# Josie Doing a Little Practice Session



## Travis (Sep 10, 2012)

Hey Everyone! My Josie is just at a year and a half now and I made a short video of her practicing several months ago. I really want to get a video of her doing the teeter, A-frame, and tunnels but it is always hard finding someone to video you! She has actually had a stomach bug for the last week and a half and is doing much better these last few days but it has put her practice on hold a bit. Our biggest obstacle is focus and distance, she is actually doing much better at her distance work but we can only practice for maybe 10 minutes at a time because she gets bored quickly and I try to end the session before she loses interest and focus! Anyways, I do adore my dog and even though the video is not that amazing hopefully some of you poodle lovers will like it just because she is a super cute poodle (at least to me!). I hope to post some amazing videos of her in the future! 

https://www.youtube.com/watch?v=YS7Pmjzk9Xg


----------



## MollyMuiMa (Oct 13, 2012)

Good job! I see you are close to San Diego.....have you gone to any of the Agility trials at NTC? I keep meaning to go and watch as I'm about 10mins away from Pt Loma!!!! There's one this weekend I think .............


----------



## Travis (Sep 10, 2012)

We haven't competed at all yet! I really want to get her consistent and working at a good distance ahead of me before we compete but I have heard the competitions down there are a lot of fun!! I hope she continues to improve and she loves jumping but she is not food motivated at all which makes training more difficult. She finds everything exciting, bugs, tennis ball fuzz, leaves you name it! My hope is she will eventually be ready but she is still pretty young and I want to expose her to as much as I can so she has more chance of success when she actually goes to her first run! Will keep you posted on her progress and thanks for the comment!!


----------



## MollyMuiMa (Oct 13, 2012)

I'm only a spectator, but I do enjoy watching! I get exhausted just watching LOL! I have great admiration for all of you who do dog sports!!!!!!


----------



## lizzy_8 (Mar 21, 2014)

She looks amazing, such a clever girl.
Looks like great fun all round.


----------



## Chagall's mom (Jan 9, 2010)

Travis said:


> ... though the video is not that amazing hopefully some of you poodle lovers will like it just because she is a super cute poodle (at least to me!). I hope to post some amazing videos of her in the future!

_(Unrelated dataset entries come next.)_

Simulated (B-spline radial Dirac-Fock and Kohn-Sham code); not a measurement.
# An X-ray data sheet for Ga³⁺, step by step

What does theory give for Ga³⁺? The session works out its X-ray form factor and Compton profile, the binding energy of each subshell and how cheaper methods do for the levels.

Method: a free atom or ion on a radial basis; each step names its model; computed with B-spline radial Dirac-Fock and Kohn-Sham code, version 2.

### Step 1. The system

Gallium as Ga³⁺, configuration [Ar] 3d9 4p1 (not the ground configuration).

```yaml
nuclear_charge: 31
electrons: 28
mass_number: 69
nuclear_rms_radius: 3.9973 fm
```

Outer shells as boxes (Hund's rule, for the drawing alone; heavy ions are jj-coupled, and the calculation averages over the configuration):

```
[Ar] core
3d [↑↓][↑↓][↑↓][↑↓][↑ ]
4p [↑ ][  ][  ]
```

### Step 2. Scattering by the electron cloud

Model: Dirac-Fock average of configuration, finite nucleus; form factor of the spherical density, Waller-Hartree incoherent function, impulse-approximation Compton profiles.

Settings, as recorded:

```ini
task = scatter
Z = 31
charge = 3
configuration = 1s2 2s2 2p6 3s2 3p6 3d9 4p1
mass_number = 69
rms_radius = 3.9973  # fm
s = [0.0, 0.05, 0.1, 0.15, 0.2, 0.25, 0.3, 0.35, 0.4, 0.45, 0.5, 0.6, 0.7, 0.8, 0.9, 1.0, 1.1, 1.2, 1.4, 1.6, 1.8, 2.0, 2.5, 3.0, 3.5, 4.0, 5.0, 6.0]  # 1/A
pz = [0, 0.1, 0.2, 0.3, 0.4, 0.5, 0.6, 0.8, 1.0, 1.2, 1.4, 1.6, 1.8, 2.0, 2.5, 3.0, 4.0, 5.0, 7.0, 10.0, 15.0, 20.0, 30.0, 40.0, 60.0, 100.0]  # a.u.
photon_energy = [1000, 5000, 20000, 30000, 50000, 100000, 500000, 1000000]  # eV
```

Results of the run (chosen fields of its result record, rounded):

She sure is a super cute, amazing and agile poodle! And I am going to hold you to that promise of more videos to come.


----------



## ChantersMom (Aug 20, 2012)

Great video!


----------



## Poodlebeguiled (May 27, 2013)

Awesome! She's really great and looks like she's having a really fun time. You're doing fantastically with her. You have a lovely yard too!


----------



## CT Girl (Nov 17, 2010)

Josie looks great. She is very happy and motivated. I think it is much better to keep training sessions short anyway. Her weaves look great. Do you ever send her to the weaves without you running along side? Just wanted to mention it as it is good to switch things up. You do have a beautiful yard. I do hope you will share more videos, I think we can put this in the amazing category because you make an amazing team. She definitely looks ready to start competing and I think we will be seeing a lot of ribbons in your future. I do hope you will post more videos, can't wait for the next one.


----------